A Time, a Place, Our Gaze: Re-framing the Subaltern
Photography provoked a cataclysmic rupture in the representational field of Western imperialism. This is not hyperbole. Most people fail to recognize that the colonial archive left behind by western empires during their violent incursions into the Americas were not merely documentary – a written and printed paper trail. It was also simultaneously, and often dominantly visual. Not a mere mirror on a fixed society, art and visual culture produced and solidified the colonial logic that underpinned slavery’s perverse racial hierarchy and helped to structure a society in which it became normal and legal to buy and sell enslaved African people as chattel.

Fig. 1
Enslaved Africans were not just brutalized by corporal punishment, sexual violence, and psychological terror, they did not have the time, materials, or the cultural capital to create (or even to desire to create) most “high” art forms. Invented after the first quarter of the nineteenth century, photography dramatically challenged the established representational regime by shredding its economic and social norms.

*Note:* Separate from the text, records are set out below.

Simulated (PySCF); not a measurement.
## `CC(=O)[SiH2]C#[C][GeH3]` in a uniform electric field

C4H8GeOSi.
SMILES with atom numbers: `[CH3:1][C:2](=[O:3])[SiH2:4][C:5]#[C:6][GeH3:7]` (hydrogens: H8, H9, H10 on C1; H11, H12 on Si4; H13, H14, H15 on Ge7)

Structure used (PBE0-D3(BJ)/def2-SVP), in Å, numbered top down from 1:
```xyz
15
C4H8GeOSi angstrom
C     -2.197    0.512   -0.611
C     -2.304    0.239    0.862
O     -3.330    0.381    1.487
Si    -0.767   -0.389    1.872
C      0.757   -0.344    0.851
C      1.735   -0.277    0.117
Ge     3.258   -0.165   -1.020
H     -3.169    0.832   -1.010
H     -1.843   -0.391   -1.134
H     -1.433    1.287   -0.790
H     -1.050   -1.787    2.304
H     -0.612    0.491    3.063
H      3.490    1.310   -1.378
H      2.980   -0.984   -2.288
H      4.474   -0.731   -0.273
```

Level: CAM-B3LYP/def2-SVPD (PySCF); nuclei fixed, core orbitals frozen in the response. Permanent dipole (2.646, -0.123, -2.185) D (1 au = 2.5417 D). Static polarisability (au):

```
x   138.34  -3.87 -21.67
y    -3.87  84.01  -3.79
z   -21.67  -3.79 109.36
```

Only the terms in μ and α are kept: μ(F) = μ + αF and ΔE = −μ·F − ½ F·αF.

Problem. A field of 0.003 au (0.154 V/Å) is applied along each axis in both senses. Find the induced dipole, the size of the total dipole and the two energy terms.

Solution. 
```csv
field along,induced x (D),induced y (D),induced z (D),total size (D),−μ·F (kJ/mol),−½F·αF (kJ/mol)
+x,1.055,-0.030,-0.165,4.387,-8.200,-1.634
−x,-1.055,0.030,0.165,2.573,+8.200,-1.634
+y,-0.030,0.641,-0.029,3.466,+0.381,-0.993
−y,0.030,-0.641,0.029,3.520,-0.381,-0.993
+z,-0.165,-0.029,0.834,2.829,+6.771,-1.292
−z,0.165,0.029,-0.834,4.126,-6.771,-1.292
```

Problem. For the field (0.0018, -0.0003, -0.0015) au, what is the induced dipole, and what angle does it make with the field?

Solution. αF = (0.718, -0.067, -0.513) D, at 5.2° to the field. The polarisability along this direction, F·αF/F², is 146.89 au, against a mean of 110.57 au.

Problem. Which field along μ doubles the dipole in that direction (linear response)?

The photographs that Kenneth Scott has assembled in this groundbreaking exhibition are the result of this technological advance that provoked a cataclysmic representational rupture and their power resides in the fact that they represent black individuals and communities through a black photographic lens that refused the mainstreamed white racist vision. Instead, we see loving family congregations (Fig. 1), intimate gatherings, playful moments (Fig. 2), weddings (Fig. 3), happy families, elegant black individuals, couples, and groups poised and shining (Figs. 4 & 5), and precious black children enjoying moments of play. (Fig. 6)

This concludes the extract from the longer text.